What a better day to reflect on the Constitution and to assess what different groups in society have learnt on the precious document than on Constitution Day itself, a year after June 18 was officially declared by government as the day to celebrate our Constitution .
A symposium bringing together intergeneration groups in society was organised by the national celebrations committee in collaboration with the judiciary at the Palais de Justice.
Vice-President Faure, who is also the chairperson of the committee, Chief Justice Mathilda Twomey, the president of the Court of Appeal Justice Francis MacGregor, judges, lawyers, Attorney General Ronny Govinden, secondary school students, university law students, teachers, senior citizens, among other guests attended the intergeneration discussions.
The discussions followed different presentations on the Constitution 23 years after it was adopted as the Constitution of the Third Republic.
The different topics discussed ranged from:
• An account of what has happened since last year when activities were organised for the first Constitution Day in Seychelles;
• An update on the recent school debates on different provisions of the Constitution;
• A survey of statistics of Constitutional Court cases since the Third Republic. Can that survey be one indicator or measure of evaluating the performance of the Judiciary in constitutional cases in the past 22 years? Can it show the trends, can we learn from it?
• The Mauritian experience of the Constitution since independence.
Initiated by Justice MacGregor, the seminar was aimed at promoting reflection on the significance of the Constitution.
Lawyer Bernard Georges said this year’s symposium followed the success of the first one organised last year.
“The aim is to bring people closer to their Constitution, to educate them and to ensure they get deeper into it each year,” Mr George said.
A secondary student considering to study law welcomed such forums but she said similar discussions as well as media programmes should be organised during the year around different provisions of the Constitution which many ordinary citizens are not aware of.

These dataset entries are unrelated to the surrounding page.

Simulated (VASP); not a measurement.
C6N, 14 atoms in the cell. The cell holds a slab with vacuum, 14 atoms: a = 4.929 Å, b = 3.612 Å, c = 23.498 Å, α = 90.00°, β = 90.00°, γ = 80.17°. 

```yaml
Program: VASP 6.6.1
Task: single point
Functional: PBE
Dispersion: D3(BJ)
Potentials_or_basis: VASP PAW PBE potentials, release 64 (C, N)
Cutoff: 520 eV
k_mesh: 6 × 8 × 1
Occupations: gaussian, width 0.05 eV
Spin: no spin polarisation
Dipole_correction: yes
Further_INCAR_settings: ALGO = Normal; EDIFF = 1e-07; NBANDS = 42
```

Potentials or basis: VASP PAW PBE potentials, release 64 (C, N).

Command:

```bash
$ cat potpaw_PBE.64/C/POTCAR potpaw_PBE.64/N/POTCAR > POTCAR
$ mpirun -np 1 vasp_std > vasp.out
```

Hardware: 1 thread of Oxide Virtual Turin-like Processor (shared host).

“The schools are doing their part, the Judiciary adds its contribution but I feel more should be done at district level where the masses are,” she said.
There were numerous questions and clarifications from the floor no doubt a sign that the event is indeed becoming popular each year.
Following the symposium, discussions continued in a less formal manner around the same topic during a reception and exhibition in the lobby of Palais de Justice where seasoned members of the judiciary mingled and shared their experience with guests.